An interesting topic I found in a Linked In group from Dan Sagmiller
I started programming over 20 years ago. After a few years, I thought I was a good programmer. 2-3 years later, I looked back and realized I had poor skills then, but that was ok, because I was good now. And then another 2-3 years passed and the cycle repeated.
Now I've been senior level (by various contracts and companies) and typically able to lead great projects for several years, and its been well over 5 years since I feel I've miss-judged my skill level.
So my question to the community, is how do you know? Its different for many, because their are different backgrounds, different working styles and different knowledge bases.
What traits or experiences make you senior material; a good programmer?
Nick Ciubotariu from Linked In had this response:
"Good", as with anything else, is a variable metric. While things like unit testing, etc. are all great, they are expected patterns for all developers, good, bad or otherwise. However, here are a few differentiators that apply to most competent programmers, at least in the context of the Big 5 Software companies:
* Code velocity. How quickly do you ship code?
* Code noise. How many code review iterations does it take for your code to ship? (the less, the better)
* Multi-purpose development. How quickly can you onboard to a new codebase and start contributing?
* Dealing with ambiguity and complexity. Can you crack someone else's code (more importantly, bugs) and offer effective bug fixes? Can you do so under pressure, when Prod is on the floor? Can you take an inefficient design architecture and turn it into something more extensible/reusable/easier to work on with minimal customer impact?
* Thinking big. Can you design a service from scratch? Is your design elegant and efficient? Can your peers understand it easily?

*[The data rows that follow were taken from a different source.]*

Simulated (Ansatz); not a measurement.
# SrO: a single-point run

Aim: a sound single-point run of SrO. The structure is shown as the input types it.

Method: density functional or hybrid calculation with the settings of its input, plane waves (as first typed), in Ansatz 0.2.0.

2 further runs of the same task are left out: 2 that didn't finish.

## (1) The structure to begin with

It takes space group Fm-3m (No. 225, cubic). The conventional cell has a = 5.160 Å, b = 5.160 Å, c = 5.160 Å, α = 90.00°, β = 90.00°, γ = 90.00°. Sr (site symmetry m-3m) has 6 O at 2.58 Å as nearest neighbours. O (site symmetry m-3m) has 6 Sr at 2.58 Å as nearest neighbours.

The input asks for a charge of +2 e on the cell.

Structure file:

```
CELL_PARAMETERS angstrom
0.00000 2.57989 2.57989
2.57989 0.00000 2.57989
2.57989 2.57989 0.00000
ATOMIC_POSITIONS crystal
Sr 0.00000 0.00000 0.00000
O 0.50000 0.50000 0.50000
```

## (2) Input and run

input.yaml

* What is your grasp on the fundamentals? As divisive of a topic as this is to some, this DOES matter. Knowing when to use a tree vs. a linked list vs <insert data structure here> is very important, and contrary to popular belief, not everything can be and is solved with arrays and hash tables :). How well can you analyze time/space complexity and make efficient tradeoffs for each (memory and space are not unlimited, as some think, especially for areas such as embedded programming).
Last, and just as important: how effectively can you coach and mentor others? When you have demonstrated the ability to grow junior programmers into competent developers, and you meet the other criteria described above, you can consider yourself a good programmer among the few working at the Big 5.